Note. For continuous variables, means are given and standard deviations are in parentheses.
aOriginal grades from compulsory school are in different scales before and after 1998 so they were transformed to Z-scores to enable a comparison over time.
bParents’ income when the student was in the sophomore year (SEK 100,000).
cIncome exceeding SEK 2,500 (1 week of full-time work) is required.
dSEK 1,000.
A number of points are worth noting in Table 1. First, there seems to be no major difference between applicants and nonapplicants, or those who were offered a summer job (offered) and those who were not offered a summer job (nonoffered) with regard to background variables. Second, the proportion of sophomores with some experience of a summer job was rather high, about 55% for nonapplicants and nonoffered applicants and (unsurprisingly) almost 100% for offered. The high uptake of summer jobs among the offered girls also resulted in a (25%) higher average income compared with nonoffered girls. Thirdly, over the years 1997–2003, a quarter of the applicants were offered a summer job, but there were variations between cohorts and years: the number of summer jobs (for both boys and girls) each year, starting with 1997, was 84, 342, 240, 158, 269, 156, and 176 in 2003. The variation in the number of offers per year points at a need for controlling for cohort effects in the analysis.
Table 2 shows the estimated logistic models for the probability of applying as a sophomore and the probability of applicants to re-apply as juniors. Grades and parental income are statistically insignificant, or their effect is modest in magnitude. The propensity of applying to the program varied between years, but not between students born in different quarters of the year. Moreover, greater work experience lowered the propensity of re-applying to the program. This is possibly because the student had acquired a greater network of potential employers. If a girl was offered a job as a sophomore, then she was more likely to re-apply as a junior, which might indicate a desire to return to the same work place. Table 2 also shows the estimated logistic model for the probability of being offered a summer job for the sophomores who applied to the program. If the officials executed the lottery properly, we should expect none of the background variables to influence the probability of being offered a job. Indeed, none of the variables are statistically significant.
Estimated Logistic Models for the Probabilities of Application, Offer, and Re-application.
Note. Standard errors in parentheses. Number of observations differ between Columns 3 and 4 because some sophomores were not observed in their junior year (see Figure 1).
*Indicates significant at 5% level.
Program Effect of Being Offered a Summer Job as a Sophomore
Our main interest is not about the work experience or the income in the sophomore year, but if the summer job leads to a stronger future position on the labor market, manifested by for instance higher post-schooling incomes. However, prior to examining this issue, we will take a look at how the income from work accumulates during the high school. Table 3 shows the girls’ evolution of income while in high school.

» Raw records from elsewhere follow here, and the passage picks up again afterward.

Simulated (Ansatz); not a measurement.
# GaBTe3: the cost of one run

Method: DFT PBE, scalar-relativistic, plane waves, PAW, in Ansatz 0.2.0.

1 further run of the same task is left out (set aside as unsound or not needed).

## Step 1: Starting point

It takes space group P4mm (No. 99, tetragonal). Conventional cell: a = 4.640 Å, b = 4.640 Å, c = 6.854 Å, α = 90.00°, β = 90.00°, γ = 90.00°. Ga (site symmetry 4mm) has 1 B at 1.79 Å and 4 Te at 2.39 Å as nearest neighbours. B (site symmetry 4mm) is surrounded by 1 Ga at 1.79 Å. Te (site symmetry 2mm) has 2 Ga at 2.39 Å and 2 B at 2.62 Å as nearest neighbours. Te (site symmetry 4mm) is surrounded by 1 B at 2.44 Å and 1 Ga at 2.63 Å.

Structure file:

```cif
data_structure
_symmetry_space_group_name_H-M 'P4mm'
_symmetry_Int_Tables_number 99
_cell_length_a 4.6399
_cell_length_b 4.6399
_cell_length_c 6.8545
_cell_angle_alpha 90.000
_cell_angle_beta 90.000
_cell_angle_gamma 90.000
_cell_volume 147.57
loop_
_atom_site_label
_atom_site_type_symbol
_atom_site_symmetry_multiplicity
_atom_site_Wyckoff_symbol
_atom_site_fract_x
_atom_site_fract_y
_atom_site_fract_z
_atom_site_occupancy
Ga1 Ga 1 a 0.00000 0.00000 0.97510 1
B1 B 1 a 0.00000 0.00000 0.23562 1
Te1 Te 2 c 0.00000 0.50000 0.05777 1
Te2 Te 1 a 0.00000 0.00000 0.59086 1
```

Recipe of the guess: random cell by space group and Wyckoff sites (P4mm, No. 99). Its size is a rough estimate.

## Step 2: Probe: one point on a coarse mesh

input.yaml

The Accumulation of Work Experience While in High School (Income in SEK 1,000).
The first thing to notice is that most of the work experience came in the later part of schooling, but that the majority of the girls started to acquire some experience already at the beginning. The income in high school was similar for the nonapplicant and the nonoffered groups, whereas the offered group consistently had the highest income. The strongly statistically significant difference in mean income indicates that the girls who were offered jobs had some 20–25% higher incomes than those who were not offered jobs. The difference of 3 weeks in the sophomore year was further accentuated by the time of graduation when the difference in work experience had reached 6 weeks (32 vs. 26 weeks). Granovetter (cited in Rosenbaum et al., 1999, p. 180) writes “…early contacts may have a greater impact on later jobs than on early jobs. This effect may occur because of the accumulation of advantages that come from the initial contacts, since good initial contacts lead to more and better subsequent contacts.” Granovetter’s idea of early contact gradually accumulating to a greater advantage in the course of time seems applicable for these students. 8 In conclusion, the program appears to have induced a persistent increase in work experience of some 25% during high school.
So what happened after graduation to the girls that were in the program? The summer job opportunity was, and still is, open to every high school student in Falun, and it is therefore reasonable to focus on the average program effect of being offered a summer job in the sophomore year. Because the summer job allocation is made via a lottery, we may estimate the program effect as:
where
Figure 2 shows the trend of average annual income (in log) up to 12 years after graduation for offered, nonoffered, and nonapplicant, 10 classified according to their application/offer status in sophomore year. The visual impression of Figure 2, that the summer job program affected the girls positively, is supported by regression modeling and formal statistical testing. We regressed all post-schooling annual incomes (in log) after graduation on an indicator variable for girls who were offered summer jobs as opposed to nonoffered, including a variable that represents years after graduation. In the regression analysis, we gave due account to having repeated measures of post-schooling incomes of the applicants in line with Liang and Zeger (1986) and Littell, Milliken, Stroup, and Wolfinger (1996; more details in the fourth section). The estimated program effect on (log-) post-schooling income is 0.19 (standard error of 0.10) with a p-value of 0.03 for a one-sided test. Thus, it seems that the summer job program induced some 25% increase in work experience while in high school. In addition, it seems that the girls who were offered jobs had an increase in post-schooling income of 19% (approximately) when compared with those girls who were not offered jobs. Hence, the program appears to have been both of a short-term and of a long-term benefit.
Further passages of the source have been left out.